In 2009, Victoria (in Australia's South East) experienced devastating bush-fires. Now known as Black Saturday, the series of fires and extreme conditions led to 173 deaths and 414 injuries. One of the hardest hit communities was Kinglake, a small community 45 kilometers North East of Melbourne.
While many who lost friends, family and their homes in the fires chose to leave, many others feel so strongly connected to this area -- their home -- that they have chosen to carry on and rebuild.
Hillside Habitat is a house designed to replace one lost in those terrible fires. It is set on a steep mountainous site overlooking the Kinglake National Park. The site has spectacular views over the regenerating forest towards the Mornington Peninsula. In such an incredible location you can understand the deep connection people feel to this landscape.
Hillside Habitat: Hillside Habitat is set on a hilltop overlooking Kinglake National Park.
"This exhilarating location with its towering eucalyptus trees and diminishing scars from that phenomenal day required a design response equally as unique." -- Edwards Moore Architects
Concept: The concept diagram shows how the project's functions are broken up and arranged to maximize views and access to sunlight. The space in between becomes living areas which also capture views. The whole arrangement is unified by a lofting roof above.
A Fortuitous Meeting
On that dark Saturday as the owners of this new home were escaping with their two Great Danes, Architect Juliet Moore was being winched to safety from her own home -- on the same street. Unbelievably client and architect didn't meet until the following days when the community were gathered in emergency shelters.
Room Clusters: The open plan living area is surround by a cluster of other more private rooms. The arrangement feels more like camping than traditional house living -- albeit pretty luxurious camping!
Blurring Edges: Frameless corner windows make the walls disappear into the surroundings.
While bushfire regulations were a necessary consideration, Edwards Moore Architects have not succumbed to the simplistic route of creating a bunker. Instead, Hillside Habitat is a celebration of place. Toughened laminated glass is used to provide the necessary bushfire protection without blocking out those majestic views.
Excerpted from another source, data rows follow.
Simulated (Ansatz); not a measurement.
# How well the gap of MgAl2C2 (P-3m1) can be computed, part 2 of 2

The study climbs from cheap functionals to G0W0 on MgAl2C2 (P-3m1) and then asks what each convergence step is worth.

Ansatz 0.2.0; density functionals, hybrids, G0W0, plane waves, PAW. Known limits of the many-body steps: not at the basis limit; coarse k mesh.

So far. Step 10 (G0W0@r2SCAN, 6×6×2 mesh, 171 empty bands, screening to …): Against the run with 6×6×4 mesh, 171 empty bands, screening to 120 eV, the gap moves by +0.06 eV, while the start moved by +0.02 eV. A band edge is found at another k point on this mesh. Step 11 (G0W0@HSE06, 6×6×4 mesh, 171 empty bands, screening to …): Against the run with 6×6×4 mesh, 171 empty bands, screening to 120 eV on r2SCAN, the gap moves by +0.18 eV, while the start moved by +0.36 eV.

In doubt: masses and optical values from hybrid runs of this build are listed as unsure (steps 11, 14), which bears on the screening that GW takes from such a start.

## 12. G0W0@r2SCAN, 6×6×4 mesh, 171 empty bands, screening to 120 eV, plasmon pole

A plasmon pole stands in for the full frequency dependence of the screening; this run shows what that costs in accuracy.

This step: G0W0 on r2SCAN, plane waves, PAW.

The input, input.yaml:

The house is elegantly placed on the site -- not as a monolithic box, but a series of smaller pavilions connected by a sailing roof. Each room is arranged to make the most a different aspect -- the fact that both the clients and the architect share this connection to the Kinglake area is obvious.
A Biophilic House
Edwards Moore describe the design as 'biophilic' -- "love of life or living systems". It seeks to fulfill "the connections that human beings subconsciously seek with the rest of life."
With each room of the home feeling so distinctly and intimately connected to its own environment, the architects seem to have achieved a biophilic house for their clients.
After such devastation, this beautiful example of regeneration is a testament to both the client and the architects appreciation of this spectacular and unique environment.